Exploratory Grantmaking in Technology
Exploratory grantmaking is intended to bring community needs and priorities into sharper focus and allow the Foundation to determine whether there is a clear strategy and potential impact in a specific area. Supported activities may include workshops and other expert convenings, early technology development and prototyping, landscape analyses, development of protocols and standards, initial research on and engagement with potential user communities, and demonstration or other proof-of-concept projects. Ideal focus areas lie at the intersection of research and technology, are sufficiently limited that the Foundation could make an impact with its available resources, and involve issues for which public or private funding is scarce or unavailable.  Focus areas: AI in Science & Automation in Science.
Open Source in Science
Once viewed as primarily a licensing strategy, open source has become increasingly established as a set of practices that facilitate distributed collaboration. To fully realize the potential of innovations like data science, computational modeling, novel instrumentation, and machine learning, this program aims to adapt and extend best practices in open source into academic technology development while recognizing the unique workflows and incentives of scientific research. Rather than funding individual open source development projects, grants in this area focus mainly on tooling, institutions, economic models, and incentives around the production, maintenance, and adoption of research software, hardware, models, and other related research outputs. Focus areas: Institutional Support for Open Source, Publication & Archiving, and Roles & Career Paths.
Scientific Collaboration
Technology platforms can enable geographically dispersed collaboration in configurations that mix remote and in-person, live and asynchronous, immersive, and even human and nonhuman interaction. Given the climate, public health, and equity issues raised by needing to meet in-person, this program explores the ways that technology can enable or inhibit rich interactions at different scales across distance, time zones, and languages. Focus areas: The Future of Conferences & Workshops, Group Dynamics in Science, & Human-AI Collaboration.
Eligibility:
Faculty & PIs

CSSCR Workshop Offerings Winter Quarter 2026

The Center for Social Science Computation and Research (CSSCR) is offering seven workshops during Winter 2026 Quarter, open to all members of the UW community, whether student, faculty or staff.  See a full list with workshop descriptions and registration links here. 

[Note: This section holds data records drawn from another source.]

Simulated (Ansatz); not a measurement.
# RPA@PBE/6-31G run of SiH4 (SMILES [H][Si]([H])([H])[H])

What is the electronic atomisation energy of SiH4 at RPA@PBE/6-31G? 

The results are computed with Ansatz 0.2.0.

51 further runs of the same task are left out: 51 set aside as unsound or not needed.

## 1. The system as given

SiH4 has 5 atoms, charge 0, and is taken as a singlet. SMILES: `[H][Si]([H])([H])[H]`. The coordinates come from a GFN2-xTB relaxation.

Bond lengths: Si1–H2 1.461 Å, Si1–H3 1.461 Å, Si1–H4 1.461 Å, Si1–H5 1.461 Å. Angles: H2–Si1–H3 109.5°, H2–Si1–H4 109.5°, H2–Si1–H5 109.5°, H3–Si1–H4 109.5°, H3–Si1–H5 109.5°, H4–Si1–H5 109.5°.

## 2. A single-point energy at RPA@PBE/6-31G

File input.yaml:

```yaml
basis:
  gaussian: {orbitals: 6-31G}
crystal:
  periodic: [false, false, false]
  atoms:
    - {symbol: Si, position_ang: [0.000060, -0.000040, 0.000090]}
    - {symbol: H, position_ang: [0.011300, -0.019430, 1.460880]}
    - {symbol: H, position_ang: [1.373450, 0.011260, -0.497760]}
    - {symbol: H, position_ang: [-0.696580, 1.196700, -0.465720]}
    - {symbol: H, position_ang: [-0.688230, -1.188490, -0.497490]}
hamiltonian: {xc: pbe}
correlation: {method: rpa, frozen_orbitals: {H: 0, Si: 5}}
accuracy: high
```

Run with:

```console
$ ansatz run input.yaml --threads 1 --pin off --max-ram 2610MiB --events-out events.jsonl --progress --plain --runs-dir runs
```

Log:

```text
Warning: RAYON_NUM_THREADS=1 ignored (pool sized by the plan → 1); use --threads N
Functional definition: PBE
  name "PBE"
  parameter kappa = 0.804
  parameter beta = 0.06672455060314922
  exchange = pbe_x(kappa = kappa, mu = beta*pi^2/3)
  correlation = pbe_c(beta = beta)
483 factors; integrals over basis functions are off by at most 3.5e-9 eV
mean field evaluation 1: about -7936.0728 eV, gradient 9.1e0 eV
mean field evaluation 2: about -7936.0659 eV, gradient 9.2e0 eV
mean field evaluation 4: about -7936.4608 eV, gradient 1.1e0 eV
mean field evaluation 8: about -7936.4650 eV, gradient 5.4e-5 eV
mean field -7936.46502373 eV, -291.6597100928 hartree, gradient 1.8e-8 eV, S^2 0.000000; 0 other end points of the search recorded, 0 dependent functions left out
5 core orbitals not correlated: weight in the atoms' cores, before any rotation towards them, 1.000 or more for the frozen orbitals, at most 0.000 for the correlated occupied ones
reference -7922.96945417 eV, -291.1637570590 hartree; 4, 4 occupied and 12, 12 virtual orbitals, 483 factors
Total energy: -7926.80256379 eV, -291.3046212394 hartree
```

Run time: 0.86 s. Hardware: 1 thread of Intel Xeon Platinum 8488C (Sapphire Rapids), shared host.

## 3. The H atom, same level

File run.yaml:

Geospatial Analysis in Python

  • Date:  Monday, February 2, 2026
  • Time: 2:00pm – 3:20pm

Introduction to Thematic Analysis in Atlas.ti

  • Date:  Thursday, February 5, 2026
  • Time: 3:00pm – 4:20pm

Introduction to STATA 13

  • Date:  Friday, February 6, 2026
  • Time: 9:00am – 10:20am

Data Wrangling in R

  • Date:  Friday, February 6, 2026
  • Time: 2:30pm – 3:50pm

Machine Learning Methods for Supervised Single-Label and Multi-Label Classification

  • Date:  Thursday, February 12, 2026
  • Time: 1:00pm – 2:20pm

PAST WORKSHOPS

Introduction to Python

  • Date:  Wednesday, January 21, 2026
  • Time: 10:30am – 11:50am

Efficient R Programming: Working with Many Columns, Functions, and Models

  • Date:  Thursday, January 22, 2026
  • Time: 12:00pm – 1:20pm

FemQuant Launches Spring Seminar Series

FemQuant is a network of researchers whose goal is to explore the use of feminist theory in current quantitive, empirical research across the social sciences, including sociology, economics, demography, social policy, psychology, health and international relations. They are hosting a monthly seminar series via zoom with scholars from around the world. The program of online FemQuant events for the coming term is now available, with FemQuant’s first event of the new year taking place next week on January 14. As always, all FemQuant events are free, online and open to all, but registration is required.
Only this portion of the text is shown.